The mechanic is different.

I am not necessarily trying to sell the game on the basis that it is better for you, or that other systems cannot accomplish the same type of effect.  It is just another option with a different slew of settings that, in my opinion, gets up and running a bit faster as compared to some of the other choices out there.  The core book is not going to be extremely thick and consist of an unnecessarily high page count just for the glory of making it heavy.  I am going for ease of use, while having the complexity to have a good replayability factor for people who like long campaigns, as well as the people who like one-shot games.

It is a unique mechanic in the way things are handled and resolved.  Yes, you could easily go out and buy GURPS, D20, World of Darkness, and run whatever type of game you want with it.  This mechanic provides a seperate way of doing things, and I feel it is not that people accept one system as being right or wrong, it is that they like the way a system works when playing with a particular mechanic over another.  There are going to be people who love the Entropy system, absolutely hate it, and sit somewhere in the middle.  I've shown the mechanic to several of my friends, and their reaction is, "Wow, that's cool," and they usually comment about how certain parts are superior to other systems, things they don't really like about it, and so forth.
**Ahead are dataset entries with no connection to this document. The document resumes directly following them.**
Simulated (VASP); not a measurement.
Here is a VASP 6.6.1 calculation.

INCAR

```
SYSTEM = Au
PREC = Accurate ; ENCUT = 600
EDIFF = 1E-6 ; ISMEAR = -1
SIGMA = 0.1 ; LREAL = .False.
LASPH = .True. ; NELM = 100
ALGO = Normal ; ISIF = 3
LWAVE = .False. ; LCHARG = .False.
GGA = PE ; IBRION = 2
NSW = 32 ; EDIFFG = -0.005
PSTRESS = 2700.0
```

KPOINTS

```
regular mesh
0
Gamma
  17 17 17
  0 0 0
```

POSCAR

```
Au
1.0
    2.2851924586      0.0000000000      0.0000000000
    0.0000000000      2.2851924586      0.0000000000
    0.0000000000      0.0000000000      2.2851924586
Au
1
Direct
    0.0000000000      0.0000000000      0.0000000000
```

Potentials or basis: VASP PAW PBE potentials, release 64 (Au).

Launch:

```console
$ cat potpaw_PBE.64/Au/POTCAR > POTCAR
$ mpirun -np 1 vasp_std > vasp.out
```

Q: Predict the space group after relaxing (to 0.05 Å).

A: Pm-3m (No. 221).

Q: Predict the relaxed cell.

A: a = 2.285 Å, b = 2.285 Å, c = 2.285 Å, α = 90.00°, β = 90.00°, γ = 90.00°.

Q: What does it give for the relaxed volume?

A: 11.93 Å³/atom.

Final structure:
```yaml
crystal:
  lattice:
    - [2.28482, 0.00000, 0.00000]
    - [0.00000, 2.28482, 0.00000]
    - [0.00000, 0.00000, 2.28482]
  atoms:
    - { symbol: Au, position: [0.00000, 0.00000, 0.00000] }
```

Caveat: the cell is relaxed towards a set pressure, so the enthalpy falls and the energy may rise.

And, insofar as other universal-style systems are concerned, I think that it is just going to be a matter of choice on the part of players and game masters out there.  I suppose the audience I am aiming for are the kind of people who want something different but easy to learn and get into, folks who have been playing all these games and just want a different flavor of game.

Basically, the Entropy system is going to be my vision of roleplaying to the world, how I invision it, how I think it should be done, and so forth.  Those who agree can play it.  Those who do not can play their favorite game.  It's all about a matter of choice here.